What "open data" means—and what it doesn’t

No readers like this yet.
open source button on keyboard

Opensource.com

Last week, an article in the Wall Street Journal talked about the Open Data Partnership, which “will allow consumers to edit the interests, demographics and other profile information collected about them. It also will allow people to choose to not be tracked at all.” The article goes on to discuss data mining and privacy issues, which are hot topics in today’s digital world, where we all wonder just how much of our personal data is out there and how it’s being used. These are valid concerns being talked about in other, more appropriate fora. I, however, would like to address my personal pet peeve about the dilution of the term open data.

The Open Knowledge Definition says it this way, “A piece of content or data is open if you are free to use, reuse, and redistribute it — subject only, at most, to the requirement to attribute and share-alike.” Generally, this means that the data should be released in a format that is free of royalties and other IP restrictions. The problem is that an increasing number of people are using the term open data to mean publicly available data.

In the article, the CEO of the startup directing the Open Data Initiative says the goal is to “be more transparent and give consumers more control” of the data that is collected and shared. Providing a mechanism in which consumers can decide what information can be made available to advertisers is a laudable goal. However, this “open data” initiative focuses on what data is made available, when open data is really about how data is made available. This definitional shift is a problem, particularly for governments that are implementing data policies.

Simply put, all open data is publicly available. But not all publicly available data is open.

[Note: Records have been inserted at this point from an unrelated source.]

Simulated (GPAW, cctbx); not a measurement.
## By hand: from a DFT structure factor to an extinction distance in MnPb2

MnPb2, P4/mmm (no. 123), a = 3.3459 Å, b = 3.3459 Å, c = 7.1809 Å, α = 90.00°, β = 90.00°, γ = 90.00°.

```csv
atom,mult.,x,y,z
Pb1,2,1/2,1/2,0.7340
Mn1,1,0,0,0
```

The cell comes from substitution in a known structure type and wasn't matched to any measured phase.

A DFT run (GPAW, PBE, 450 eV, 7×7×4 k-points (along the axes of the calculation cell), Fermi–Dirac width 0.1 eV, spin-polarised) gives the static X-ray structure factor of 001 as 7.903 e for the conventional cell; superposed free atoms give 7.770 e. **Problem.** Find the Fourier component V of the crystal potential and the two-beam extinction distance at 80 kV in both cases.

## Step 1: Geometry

Open data does not mean that a government or other entity releases all of its data to the public. It would be unconscionable for the government to give out all of your private, personal data to anyone who asks for it. Rather, open data means that whatever data is released is done so in a specific way to allow the public to access it without having to pay fees or be unfairly restricted in its use.

In a previous article, I wrote about how the Massachusetts Bay Transit Authority (MBTA) opened up their transit data to software developers. Within 2 months, six new trip planning applications for bus and train riders had been built at no cost to the MBTA. That’s the power of open data. It was data produced by the government which was released to the public in an open format (GTFS) for free, under a license that allowed for use and redistribution.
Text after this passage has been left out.